Of all the things I could’ve been doing over this holiday time, I’ve spent the time rewriting the search engine for Blogwise from scratch.
Blogwise search is a bit of an embarassment at the moment – search results take forever to appear (that’s 9 seconds +) and consistently holds the spot of the slowest search on Grabperf.
The reason for this is three-fold: lack of scalability, lack of decent hardware and lack of time. Over the past few months, page requests to the search have at least trebled. In the same time, the database itself has doubled in size. The search, which is currently live on Version 2, is a bit of a kludge. It has its own database system, thus removing the demand on the main server (a huge problem with Version 1), but it completely lacks any kind of scalability. When you run a search, you’re effectively tying up an entire computer for the few seconds that it’s dealing with your search.
Although I originally had three servers load-balancing the search results, it wasn’t distributing the load very well, so a search was taking 9 seconds on one server while the other two could have been idle.
Version 3 was a first stab at resolving this, by breaking up the database into three chunks (assuming three servers) and having each one deal with a third of the database. With a blog database of 60,000 blogs this meant each one served results for 20,000 blogs – theoretically a better break-up of the load.
I had to drop the rewrite suddenly due to the usual lack of time, and never really got back to it. However, with the glory of 9 straight days of home-time I’ve been able to get back in front of the computer and rewrite the entire search system as Version 4.

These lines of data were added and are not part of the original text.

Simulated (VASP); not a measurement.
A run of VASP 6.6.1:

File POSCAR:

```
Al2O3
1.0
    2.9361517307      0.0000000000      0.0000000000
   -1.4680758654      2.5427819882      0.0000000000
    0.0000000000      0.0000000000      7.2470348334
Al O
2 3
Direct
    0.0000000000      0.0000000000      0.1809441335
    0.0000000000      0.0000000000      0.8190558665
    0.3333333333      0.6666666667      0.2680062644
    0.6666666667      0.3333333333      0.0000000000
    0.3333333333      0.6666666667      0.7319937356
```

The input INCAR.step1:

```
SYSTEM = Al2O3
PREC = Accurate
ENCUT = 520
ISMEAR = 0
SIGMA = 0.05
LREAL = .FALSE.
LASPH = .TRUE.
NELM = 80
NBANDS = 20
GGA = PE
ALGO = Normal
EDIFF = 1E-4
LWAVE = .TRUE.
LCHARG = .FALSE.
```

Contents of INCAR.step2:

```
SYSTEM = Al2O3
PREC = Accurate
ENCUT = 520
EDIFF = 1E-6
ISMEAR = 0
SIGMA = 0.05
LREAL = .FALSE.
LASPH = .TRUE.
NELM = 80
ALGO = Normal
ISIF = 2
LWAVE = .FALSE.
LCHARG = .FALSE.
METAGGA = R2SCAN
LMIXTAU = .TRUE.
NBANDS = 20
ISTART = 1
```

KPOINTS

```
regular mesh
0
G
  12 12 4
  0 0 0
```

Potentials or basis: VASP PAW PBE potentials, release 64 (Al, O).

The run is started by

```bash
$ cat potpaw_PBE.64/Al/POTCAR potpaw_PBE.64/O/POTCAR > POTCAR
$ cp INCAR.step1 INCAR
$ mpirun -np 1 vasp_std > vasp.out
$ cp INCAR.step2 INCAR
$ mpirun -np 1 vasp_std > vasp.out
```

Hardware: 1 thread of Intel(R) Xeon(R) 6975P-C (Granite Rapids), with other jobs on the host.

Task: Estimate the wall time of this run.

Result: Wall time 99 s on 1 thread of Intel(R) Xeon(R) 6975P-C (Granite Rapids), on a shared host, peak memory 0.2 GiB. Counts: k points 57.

Results are looking promising. Because of the way I’ve redesigned the database structure and the algorithms, the search is already giving results in under 1.2 seconds on a good day – that may not sound like much but this is before I put the new load balancing in place. The breakdown of the search results is the key bit – gathering search results takes almost all of the time; the final arrangement and rendering is a miniscule 0.1 second at the most.
A good load-balancing system should see that time drop every time I increase the number of servers – with the three servers back in action on Version 4 code, search results should come in at around 0.4 seconds. That’ll move me from the twenty slowest sites on Grabperf to just below the twenty fastest – neat!
The load balancing system is already mapped out on paper. Every few hours the index will be refreshed. This is then divided up according to servers’ various demands and resource availability. The new data is shipped to each search server and the aggregator is then updated with a new map of indexes. Give or take TCP and mapping overheads, this should crudely mean that more servers = faster speed. I like that kind of scalability!
The search rewrite also coincides with a huge increase in the amount of data being searched – one thing I failed to mention is that the 1.2 seconds is inclusive of both the previous keyword index, but a new index of full-text RSS feeds. ie. the search will be indexing content as well as metadata (finally).
As I get this thing rolled out, I’ll write up more here. In the meantime, hope you’re having a good time!